I think this is a bug that this cannot vectorize btw, the aggregator canVectorize method takes a ColumnInspector, but (in TimeseriesQueryEngine at least) this is the segment adapter, and not wrapped with the virtual columns, so it does not find column capabilities for v0 since it doesn't exist on the actual segment and so reports that it is not able to vectorize. The engine itself will confirm that v0 can vectorize, so the aggregator doesn't need to worry about that I think, but I think we might want a way to wrap the adapter with a new VirtualizedColumnInspector or something (think VirtualColumns.wrap but for a ColumnInspector instead of ColumnSelectorFactory) so that the column capabilities of the virtual columns are available to the aggregator to help make its decision on whether or not it can vectorize.

clintropolis · 2021-05-03T04:22:59Z

If #11157 goes in before this PR, this PR should be updated to add ARRAY_AGG to the non-vectorized built-in aggs test case. If #11182 is merged before this PR, the test case should be moved to the 'vectorized' built-in aggs test case. Likewise, those PRs should consider doing these things separately should this be merged first.
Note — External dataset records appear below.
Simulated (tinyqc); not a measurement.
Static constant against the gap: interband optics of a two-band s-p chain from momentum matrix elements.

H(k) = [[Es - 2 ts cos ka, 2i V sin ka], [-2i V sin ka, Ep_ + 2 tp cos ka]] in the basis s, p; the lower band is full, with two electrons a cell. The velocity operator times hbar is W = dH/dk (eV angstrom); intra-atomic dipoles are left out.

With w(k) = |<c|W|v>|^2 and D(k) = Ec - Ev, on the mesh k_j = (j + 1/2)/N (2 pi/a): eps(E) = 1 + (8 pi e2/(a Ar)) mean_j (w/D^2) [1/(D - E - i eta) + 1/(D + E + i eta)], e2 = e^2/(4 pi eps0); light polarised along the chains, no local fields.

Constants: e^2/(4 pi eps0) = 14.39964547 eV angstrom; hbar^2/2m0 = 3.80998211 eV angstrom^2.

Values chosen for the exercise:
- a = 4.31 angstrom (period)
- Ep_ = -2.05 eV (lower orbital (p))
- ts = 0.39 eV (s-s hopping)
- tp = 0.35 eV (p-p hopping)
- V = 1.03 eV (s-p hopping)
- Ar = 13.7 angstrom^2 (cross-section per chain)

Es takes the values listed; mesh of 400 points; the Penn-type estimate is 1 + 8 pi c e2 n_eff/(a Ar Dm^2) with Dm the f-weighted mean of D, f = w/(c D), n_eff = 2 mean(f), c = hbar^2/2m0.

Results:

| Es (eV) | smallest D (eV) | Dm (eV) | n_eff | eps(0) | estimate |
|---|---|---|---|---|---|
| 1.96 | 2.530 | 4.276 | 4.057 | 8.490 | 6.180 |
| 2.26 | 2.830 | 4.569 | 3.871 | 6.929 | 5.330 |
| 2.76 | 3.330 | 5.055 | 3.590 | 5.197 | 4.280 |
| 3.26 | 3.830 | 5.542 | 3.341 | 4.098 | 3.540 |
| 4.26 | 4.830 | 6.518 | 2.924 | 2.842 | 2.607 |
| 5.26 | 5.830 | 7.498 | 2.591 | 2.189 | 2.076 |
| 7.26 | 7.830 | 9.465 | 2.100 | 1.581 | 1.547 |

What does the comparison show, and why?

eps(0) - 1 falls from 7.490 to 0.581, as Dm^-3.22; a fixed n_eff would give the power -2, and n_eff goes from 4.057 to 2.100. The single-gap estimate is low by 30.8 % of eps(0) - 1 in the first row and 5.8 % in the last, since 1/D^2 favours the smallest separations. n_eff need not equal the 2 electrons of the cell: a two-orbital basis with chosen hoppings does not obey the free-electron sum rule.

gianm · 2021-05-03T15:31:35Z

docs/querying/sql.md

+|`COUNT(DISTINCT expr)`|Counts distinct values of expr, which can be string, numeric, or hyperUnique. By default this is approximate, using a variant of [HyperLogLog](http://algo.inria.fr/flajolet/Publications/FlFuGaMe07.pdf). To get exact counts set "useApproximateCountDistinct" to "false". If you do this, expr must be string or numeric, since exact counts are not possible using hyperUnique columns. See also `APPROX_COUNT_DISTINCT(expr)`. In exact mode, only one distinct count per query is permitted unless `useGroupingSetForExactDistinct` is set to true in query contexts or broker configurations.|`0`|
+|`SUM(expr)`|Sums numbers.|`0` in 'default' mode, `null` in SQL compatible mode|
+|`MIN(expr)`|Takes the minimum of numbers.|`Long.MAX_VALUE` in 'default' mode, `null` in SQL compatible mode|
+|`MAX(expr)`|Takes the maximum of numbers.|`Long.MIN_VALUE` in 'default' mode, `null` in SQL compatible mode|


We should spell out what the value is. Druid users aren't necessarily going to be familiar with Java, so we shouldn't reference Java programming concepts.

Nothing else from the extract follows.